Joseph Conrad (1857-1924)
The narrator in this technique does not involve himself in the events, but keeps himself at a distance so as to observe all the accounts of the characters and delivers it to us. The two narrators go on describing the events one after another, interweaving all the incidents. In frame narrative, one narrator makes frame by introducing and explaining the events at the beginning, then handing over the narrative to another narrator and at last again resuming the narrative himself. The first narrator remains apart, but still he is with the crew members and is one of them.
In Heart of Darkness the first narrator remains anonymous and according to some critics, the anonymous narrator is the author himself. So, in that sense, Conrad is the first narrator and he narrates in such a way that sometime his identities merge with the second narrator, Marlow. The first narrator's introduction gives entry to the central issues that Marlow is going to deal with in the rest of his narrative: the gloomy role of the city as a center of civilization, the nature of imperialism, an individual's ability to explore one's mind and reach to the core of the subconscious. The author has excellently used poetic language to give the clearest view of physical setting and the effects of outer setting to the inner landscape of Africa.

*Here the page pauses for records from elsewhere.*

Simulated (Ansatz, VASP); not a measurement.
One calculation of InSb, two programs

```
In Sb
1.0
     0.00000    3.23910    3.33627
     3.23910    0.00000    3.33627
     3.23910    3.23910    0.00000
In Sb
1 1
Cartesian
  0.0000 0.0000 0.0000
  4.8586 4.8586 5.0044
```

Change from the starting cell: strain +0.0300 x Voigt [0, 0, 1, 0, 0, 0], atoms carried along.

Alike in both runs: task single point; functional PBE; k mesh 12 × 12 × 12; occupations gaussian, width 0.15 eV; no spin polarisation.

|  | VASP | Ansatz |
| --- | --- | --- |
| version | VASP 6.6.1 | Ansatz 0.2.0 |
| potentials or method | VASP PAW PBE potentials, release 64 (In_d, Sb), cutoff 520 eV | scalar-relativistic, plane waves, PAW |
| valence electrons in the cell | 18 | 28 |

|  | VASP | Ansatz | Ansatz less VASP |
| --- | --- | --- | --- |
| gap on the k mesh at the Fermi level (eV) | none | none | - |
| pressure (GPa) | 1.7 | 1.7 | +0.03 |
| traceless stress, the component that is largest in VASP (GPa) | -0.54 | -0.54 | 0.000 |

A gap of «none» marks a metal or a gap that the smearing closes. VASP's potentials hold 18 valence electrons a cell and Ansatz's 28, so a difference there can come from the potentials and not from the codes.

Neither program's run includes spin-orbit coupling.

The whole narrative is divided into three chapters and it is interesting that the each shift from one chapter to another ends in the crucial moment in Marlow’s approach to Kurtz. At the first break, Marlow just hears about Kurtz and becomes eager to see him thinking that he might be an idealist. From this point, the narrative is carried further by Marlow. At the second shift, he becomes too curious about Kurtz just before discovering about his real truth. This, each pause and shift have significant value in the narrative demanding listener’s attention and their reaction upon the incident. From here, the rest of the responsibility of the narrative is taken by the first anonymous narrator.
According to Edward Said in his book titled Joseph Conrad and the Fiction of Autobiography, 1966, p viii, Conrad has used ‘retrospective method’ to convey what he could not mediate upon at the time of the experience. In the course of the narrative, Marlow moves back and forth to introduce past in order to understand the present and the interrelationship of past and present.